Although this attitude is in principle held by Muslims...
Although this attitude is in principle held by Muslims, the faithful in the West under the predominantly Judeo-Christian influence refuse to ascribe to the Qur'an the character of a book of Revelation. Such an attitude may be explained by the position each religious community adopts towards the other two with regard to the Scriptures. Judaism has as its holy book the Hebraic Bible.
This differs from the Old Testament of the Christians in that the latter have included several books which did not exist in Hebrew. In practice, this divergence hardly makes any difference to the doctrine. Judaism does not however admit any revelation subsequent to its own. Christianity has taken the Hebraic Bible for itself and added a few supplements to it. It has not however accepted all the published writings destined to make known to men the Mission of Jesus.

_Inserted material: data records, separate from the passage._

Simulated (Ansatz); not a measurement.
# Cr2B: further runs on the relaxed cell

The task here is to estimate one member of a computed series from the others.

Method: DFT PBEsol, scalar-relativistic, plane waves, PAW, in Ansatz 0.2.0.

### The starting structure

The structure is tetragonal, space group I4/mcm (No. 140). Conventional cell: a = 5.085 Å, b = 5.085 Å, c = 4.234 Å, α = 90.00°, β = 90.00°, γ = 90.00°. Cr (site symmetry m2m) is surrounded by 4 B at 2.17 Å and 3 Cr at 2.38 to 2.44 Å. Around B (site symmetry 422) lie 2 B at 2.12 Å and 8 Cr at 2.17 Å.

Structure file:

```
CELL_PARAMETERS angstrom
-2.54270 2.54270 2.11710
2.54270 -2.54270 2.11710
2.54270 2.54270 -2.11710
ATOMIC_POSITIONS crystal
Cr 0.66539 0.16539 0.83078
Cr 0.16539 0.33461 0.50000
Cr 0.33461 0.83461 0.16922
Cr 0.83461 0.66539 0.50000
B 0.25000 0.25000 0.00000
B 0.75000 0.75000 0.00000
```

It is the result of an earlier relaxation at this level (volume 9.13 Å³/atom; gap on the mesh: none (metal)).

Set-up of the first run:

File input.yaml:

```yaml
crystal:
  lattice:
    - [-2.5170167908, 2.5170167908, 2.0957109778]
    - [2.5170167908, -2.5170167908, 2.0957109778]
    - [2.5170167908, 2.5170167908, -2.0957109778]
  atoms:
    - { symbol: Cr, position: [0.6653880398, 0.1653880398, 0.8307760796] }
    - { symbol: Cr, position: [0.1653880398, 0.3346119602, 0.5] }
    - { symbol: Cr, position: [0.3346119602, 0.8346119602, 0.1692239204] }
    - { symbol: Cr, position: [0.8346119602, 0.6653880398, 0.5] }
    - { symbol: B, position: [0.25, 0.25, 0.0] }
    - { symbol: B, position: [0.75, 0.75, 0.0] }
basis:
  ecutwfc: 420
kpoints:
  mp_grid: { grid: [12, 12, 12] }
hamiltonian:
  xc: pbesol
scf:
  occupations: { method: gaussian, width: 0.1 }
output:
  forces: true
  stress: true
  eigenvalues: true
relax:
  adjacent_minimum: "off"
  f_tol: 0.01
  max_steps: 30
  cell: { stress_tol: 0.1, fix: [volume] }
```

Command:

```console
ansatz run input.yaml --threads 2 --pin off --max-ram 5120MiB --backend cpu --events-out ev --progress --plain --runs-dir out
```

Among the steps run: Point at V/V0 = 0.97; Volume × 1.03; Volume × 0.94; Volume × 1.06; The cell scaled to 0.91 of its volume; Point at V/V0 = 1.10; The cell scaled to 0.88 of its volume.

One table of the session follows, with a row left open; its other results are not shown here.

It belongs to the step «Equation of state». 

The Church has made incisive cuts in the profusion of books relating the life and teachings of Jesus. It has only preserved a limited number of writings in the New Testament, the most important of which are the four Canonic Gospels. Christianity takes no account of any revelation subsequent to Jesus and his Apostles. It therefore rules out the Qur'an. The Qur'anic Revelation appeared six centuries after Jesus.
It resumes numerous data found in the Hebraic Bible and the Gospels since it quotes very frequently from the 'Torah'[^1] and the 'Gospels.' The Qur'an directs all Muslims to believe in the Scriptures that precede it (sura 4, verse 136). It stresses the important position occupied in the Revelation by God's emissaries, such as Noah, Abraham, Moses, the Prophets and Jesus, to whom they allocate a special position.
His birth is described in the Qur'an, and likewise in the Gospels, as a supernatural event. Mary is also given a special place, as indicated by the fact that sura 19 bears her name. The above facts concerning Islam are not generally known in the West. This is hardly surprising, when we consider the way so many generations in the West were instructed in the religious problems facing humanity and the ignorance in which they were kept about anything related to Islam.
The use of such terms as 'Mohammedan religion' and 'Mohammedans' has been instrumental-even to the present day-in maintaining the false notion that beliefs were involved that were spread by the work of man among which God (in the Christian sense) had no place.